It’s sprint review. A team “pulls out” work finished a couple of weeks ago, presented as fresh. Everyone in the room half-knows. That’s how teams deteriorate fast, and startups become political. Let’s create a healthier org.
Fake It Till You Break It
Startups run on promising things that don’t exist yet. CEOs sell features that aren’t even specced, and sales demos might be held up with duct tape. Externally, that’s arguably how things are done.
The problem starts when that behavior seeps into your culture. People watched it work externally and imported it into the building. When you start bluffing your own team, dishonesty becomes endemic and corrupts you all. That’s not how collaboration is supposed to take place. Your colleagues (or your CEO) aren’t your opponents!
What Internal Dishonesty Looks Like
Here are some examples I’ve seen at companies big and small. If you recognize your team in even one, you need to act fast.
- The example we started with, where the team hides finished work to release it at a politically convenient moment.
- Sugarcoating problems until they detonate. Rather than being honest about an issue that’s brewing, it’s minimized or hidden entirely until it’s too late (as always eventually happens).
- Padding estimates to be on the “safe side.” Safe from whom? You shouldn’t feel in danger internally. Sandbagged estimates corrupt price and the business’s “appetite” for the work.
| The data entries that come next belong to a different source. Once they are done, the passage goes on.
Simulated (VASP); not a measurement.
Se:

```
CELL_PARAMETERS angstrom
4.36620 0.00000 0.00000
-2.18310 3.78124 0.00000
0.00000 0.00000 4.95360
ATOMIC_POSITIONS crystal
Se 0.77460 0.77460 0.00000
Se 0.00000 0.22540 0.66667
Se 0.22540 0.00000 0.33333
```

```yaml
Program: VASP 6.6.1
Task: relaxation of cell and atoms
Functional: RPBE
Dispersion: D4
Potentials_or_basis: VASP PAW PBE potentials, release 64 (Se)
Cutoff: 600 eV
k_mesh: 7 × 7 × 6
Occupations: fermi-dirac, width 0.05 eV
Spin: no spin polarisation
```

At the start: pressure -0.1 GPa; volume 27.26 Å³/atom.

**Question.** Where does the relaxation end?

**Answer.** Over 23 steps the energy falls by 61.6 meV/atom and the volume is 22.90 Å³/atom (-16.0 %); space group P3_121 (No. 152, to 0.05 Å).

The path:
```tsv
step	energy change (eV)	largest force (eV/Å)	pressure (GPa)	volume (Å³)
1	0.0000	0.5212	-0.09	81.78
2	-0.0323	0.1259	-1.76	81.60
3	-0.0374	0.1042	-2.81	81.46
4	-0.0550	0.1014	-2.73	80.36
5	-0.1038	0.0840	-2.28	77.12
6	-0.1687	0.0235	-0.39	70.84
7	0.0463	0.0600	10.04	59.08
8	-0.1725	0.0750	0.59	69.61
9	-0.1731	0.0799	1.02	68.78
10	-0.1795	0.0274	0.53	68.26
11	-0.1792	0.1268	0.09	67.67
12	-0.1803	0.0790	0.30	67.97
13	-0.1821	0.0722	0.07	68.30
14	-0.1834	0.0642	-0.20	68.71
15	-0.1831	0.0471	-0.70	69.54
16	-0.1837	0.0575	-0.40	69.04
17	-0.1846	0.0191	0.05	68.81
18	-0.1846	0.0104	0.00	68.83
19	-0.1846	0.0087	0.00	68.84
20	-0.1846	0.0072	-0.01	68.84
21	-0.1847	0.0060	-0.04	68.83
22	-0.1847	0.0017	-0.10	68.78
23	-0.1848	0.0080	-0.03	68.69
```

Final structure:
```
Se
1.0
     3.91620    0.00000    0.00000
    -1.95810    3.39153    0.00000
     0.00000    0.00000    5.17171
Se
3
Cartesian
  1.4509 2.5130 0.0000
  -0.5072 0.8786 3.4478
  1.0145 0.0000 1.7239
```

- Hiding what the team is actually doing, fearing it looks like waste. If you can’t defend the work out loud, either the work or your fear is wrong. Worth contemplating which one it is.
- Agreeing in the meeting, knowing you won’t do it. It’s the cheapest and most corrosive lie. And think about the team leads around you listening to that lie. What mental note do you expect them to be making?
- The status-report fiction. You know the drill: people skewing OKR and KPI metrics towards the green for a project that’s entirely in the red.
Why This Kills The Org
First, when you do it internally, you’re teaching everyone else to do the same. Every hidden deliverable and padded estimate is a lesson to those watching. You’re telling them that’s how work gets done here. That’s training people to be dishonest.
But then this compounds. Buffers stack on top of buffers, where the engineer first pads something, the EM adds their own safety gap, and the VPE might be topping it with their own little buffer just in case. Three layers of 20% padding and voilà, nearly half your R&D capacity is spent on insurance against yourselves. And Parkinson’s law makes sure all that buffer will get eaten (and then some).
With time, this behavior converts teammates into counterparties. Everyone negotiating against everyone turns the behavior into striking internal deals, not collaborating and cooperating. A zero-sum game mentality that makes everything slower (and, frankly, not fun).
And on top of all of that, remember that you eventually get caught. And the trust hit doesn’t degrade linearly. One “white lie” can color differently everything you’ve ever said. CEOs can forgive slow, but can’t forgive not knowing about an issue in time.
An organization busy managing its own facade and keeping track of all the internal lies (or “buffers”) has no capacity left for the actual work.
Your Culpability
Most often, especially at startups, these lies cannot merely be explained by blaming people for being liars. They lie because honesty gets punished (or they believe it would). Perhaps someone got things done early and got slammed with too much work the next time. Or perhaps they tried to point out a risk and got labeled as being negative.
The uncomfortable question for you is about your part in the formation of this culture. When you hear unwelcome truths, what happens? Do you make future honesty easier or dangerous? Do you model dishonesty because you haven’t found the right way to communicate the truth?
Protocol
It’s time to turn things around and put an end to this organizational malady.
Kill the buffer stack: Estimates should be supplied raw, with risks stated clearly, in words. Padding, buffering, risk mitigation—whatever you call it—should happen at the right level, with full transparency, and based on business needs.
Reward the early bad news: Start treating things the right way and publicly. Thank those who unhide problems. As I’m working on sharpening my Italian here in Rome, I’ve learned the equivalent of “don’t shoot the messenger,” which is “ambasciator non porta pena.” The person blowing the whistle shouldn’t be punished. You want to put them on a pedestal.
Model the right behavior: Stop being afraid of your CEO. Don’t treat peers and colleagues as externals. Speak up. When you have bad news, deliver it yourself, early, in plain terms, and long before anyone has to dig for it. Your team leads calibrate their honesty to yours.
Make the work legible instead of hidden: If you’re afraid the business side will see what your engineers are doing, fix the work or fix the story. Don’t keep things hidden. You should learn how to communicate things in a manner understood by non-technical people and make the business case for your initiatives.
Taking It From Here
This week, you should start by modeling the right behavior to your people. Next spring review, make sure no one is presenting stale work as new. Ask them to stop buffering things but supply the context. To trust their colleagues. And you should do the same by talking openly about issues and what is going on as opposed to trying to pull a fast one on your cofounder.
You can run an honest and effective organization, or keep managing the facade. Each is a full-time job by itself. The choice is yours.